11. Property and Risk in Goods
(a) Property in each unit of the goods does not pass until such time as payment in full for the goods has been made and the Purchaser does not owe any other money to Milestone on any account whatever and whether or not such other money has become due for payment. Until such time, the Purchaser will hold all the goods supplied as bailee for Milestone and must keep the goods separate from other goods in the Purchaser’s possession and store them in a manner that identifies them as belonging to Milestone.
(b) The Purchaser may resell the goods, but only as fiduciary agent and trustee for Milestone, by way of bona fide sale at full market value and in the ordinary course of its business
(c) The Purchaser must not combine the goods with any other goods unless the goods can be easily extricated from such combination at any time.
(d) The Purchaser grants a licence to Milestone to:
(i) dismantle any such combination and to enter any place where the goods or other goods are located in order to extricate the goods; and
(ii) enter any place where the goods may be located so Milestone can retake possession of the goods.
(e) If the Purchaser is unable to grant Milestone any such licence the Purchaser, on being requested by Milestone so to do, shall immediately dismantle such combination, extricate the goods and deliver them to Milestone. Milestone shall not be liable and is hereby indemnified by the Purchaser for any damage caused by or costs incurred in dismantling the goods.
(f) Until the debts have been paid in full the Purchaser must hold such part of the money it receives from:
(i) any sub-sale of the goods under the immediately preceding subclause; and
(ii) the proceeds of any sale of any products into which the goods have been mixed or converted by any process
(iii) as equals the amount of the debts at the time the money is received (‘the Proceeds’) as bailee, fiduciary agent and trustee for Milestone.
(g) The Purchaser expressly acknowledges that it is bound by such fiduciary obligation and acknowledges that:
(i) it must hold the Proceeds on trust for Milestone.
(ii) it must place the whole of the Proceeds in an account separate from its own moneys (‘the Proceeds Account’).

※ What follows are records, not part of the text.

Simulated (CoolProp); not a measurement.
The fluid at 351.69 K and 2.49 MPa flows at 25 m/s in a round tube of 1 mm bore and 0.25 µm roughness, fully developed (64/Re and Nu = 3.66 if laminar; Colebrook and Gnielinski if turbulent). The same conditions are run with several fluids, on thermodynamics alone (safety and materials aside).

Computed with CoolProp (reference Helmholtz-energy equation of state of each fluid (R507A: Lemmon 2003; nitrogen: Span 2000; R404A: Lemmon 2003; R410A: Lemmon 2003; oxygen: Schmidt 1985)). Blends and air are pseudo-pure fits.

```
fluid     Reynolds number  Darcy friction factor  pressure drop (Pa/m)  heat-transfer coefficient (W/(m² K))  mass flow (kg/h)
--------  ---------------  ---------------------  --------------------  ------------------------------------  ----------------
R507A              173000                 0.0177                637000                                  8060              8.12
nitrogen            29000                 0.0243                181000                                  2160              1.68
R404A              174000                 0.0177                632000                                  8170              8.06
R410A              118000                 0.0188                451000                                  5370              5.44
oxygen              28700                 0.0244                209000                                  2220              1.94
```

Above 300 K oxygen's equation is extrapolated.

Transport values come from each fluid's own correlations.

(iii) it must maintain the Proceeds Account separate from its own moneys at all times.
(iv) it must maintain proper records for the Proceeds Account.
(v) it must not assign or encumber the Proceeds or do any other act in derogation of Milestone’s legal or beneficial interests.
(vi) it must account to Milestone on demand for all moneys standing to the credit of such account;
(vii) Milestone may appropriate payments to such goods and accounts as it thinks fit, notwithstanding any contrary appropriation by the Purchaser;
(viii) for the purposes of identification of different consignments of the goods purchased from Milestone and receipt of Proceeds, the Purchaser agrees that the principle of “Last In, First Out” shall be applied to any items which cannot be distinguished.
(ix) receipt by the Purchaser of payment for the sale of any products into which the goods have been mixed or converted by any process shall be treated as evidence that it has received Proceeds; and
(x) Milestone trace the Proceeds in equity.
12. Personal Property Securities Act 2009 (“PPSA”)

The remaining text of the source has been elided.